Overview
High-quality, safe and sufficient drinking water is essential for public health and well-being.
Most people living in the EU already enjoy very good access to water for drinking, washing and cleaning, thanks in part to over 30 years of EU policy on drinking water quality.
This policy ensures that water intended for human consumption can be consumed safely, leading to a high level of health protection.

Background
The recast Drinking Water Directive (Directive (EU) 2020/2184) is the EU’s primary legal framework for safeguarding public health from water contamination. It is an update to the 1998 Drinking Water Directive (98/83/EC) and applies to all water used for domestic purposes and food production across the EU, whether supplied from a tap, tanker, or bottle.
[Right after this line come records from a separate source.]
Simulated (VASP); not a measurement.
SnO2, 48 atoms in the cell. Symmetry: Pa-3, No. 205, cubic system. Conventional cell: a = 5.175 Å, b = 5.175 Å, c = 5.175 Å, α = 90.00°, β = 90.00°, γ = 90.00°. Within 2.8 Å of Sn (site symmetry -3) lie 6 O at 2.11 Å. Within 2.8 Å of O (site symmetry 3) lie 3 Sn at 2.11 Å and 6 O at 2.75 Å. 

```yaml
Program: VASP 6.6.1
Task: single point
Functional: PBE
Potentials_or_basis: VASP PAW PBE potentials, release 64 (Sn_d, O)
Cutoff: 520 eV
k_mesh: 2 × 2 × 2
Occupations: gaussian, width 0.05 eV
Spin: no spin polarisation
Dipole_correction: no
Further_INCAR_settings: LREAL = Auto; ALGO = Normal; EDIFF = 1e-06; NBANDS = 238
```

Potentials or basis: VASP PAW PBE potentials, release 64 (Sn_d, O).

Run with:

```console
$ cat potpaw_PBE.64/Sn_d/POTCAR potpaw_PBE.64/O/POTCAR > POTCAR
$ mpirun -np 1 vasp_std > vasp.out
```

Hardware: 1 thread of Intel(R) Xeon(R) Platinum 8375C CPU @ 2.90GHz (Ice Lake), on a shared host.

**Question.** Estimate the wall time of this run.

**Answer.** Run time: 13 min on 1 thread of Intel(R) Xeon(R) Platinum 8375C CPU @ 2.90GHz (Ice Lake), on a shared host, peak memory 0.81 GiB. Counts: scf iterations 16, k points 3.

It fundamentally shifts water governance by introducing a proactive, risk-based monitoring model to catch and restrict emerging 21st-century pollutants, like PFAS and microplastics, before they enter the supply chain.
Why do we have this law?
History
The directive stems from the need to modernise 20th-century standards and is a response to the Right2Water campaign, a European Citizens’ Initiative which gathered 1.8 million signatures to demand access to water be recognised as a fundamental human right.
An EU evaluation found that the legacy 1998 rules relied on reactive testing and left nearly two million Europeans without reliable water access.
Legal basis
Legally grounded in Article 192(1) of the TFEU and the Precautionary Principle, the law sets safety thresholds that are often stricter than WHO guidelines while mandating improved water access for vulnerable and marginalised groups.
Alignment with other EU policies
The directive is part of the EU's wider water protection framework, serving as the final safety shield for consumers alongside laws protecting sources of water. It directly relies on the health of water bodies managed under the Water Framework Directive and clean supply sources safeguarded against chemical contamination by the Groundwater Directive and the Environmental Quality Standards Directive.
It also operates in tandem with the Urban Wastewater Treatment Directive to ensure that municipal discharge does not compromise downstream drinking water abstraction points.
Strategic basis
On a strategic level, the directive aligns closely with the EU's Zero Pollution Action Plan by implementing a proactive, risk-based monitoring model designed to catch and restrict emerging 21st-century pollutants, like PFAS and microplastics, before they can threaten public health.
At the same time, it supports the objectives of the Circular Economy Action Plan. By requiring Member States to actively promote tap water, the law aims to drastically slash single-use plastic waste before it can pollute aquatic ecosystems covered under the Marine Strategy Framework Directive.
Finally, the inclusion of Article 11 creates a unified 'one standard – one test – one market' framework for piping materials, eliminating internal trade barriers while aggressively driving down network water leakages.
Legislation: Recast Drinking Water Directive (Directive (EU) 2020/2184)
Status: In force since 12 January 2021
Application date: January 12, 2023. Additional technical milestones roll out in phases, including unified material standards at the end of 2026 and final system risk assessments by January 2029.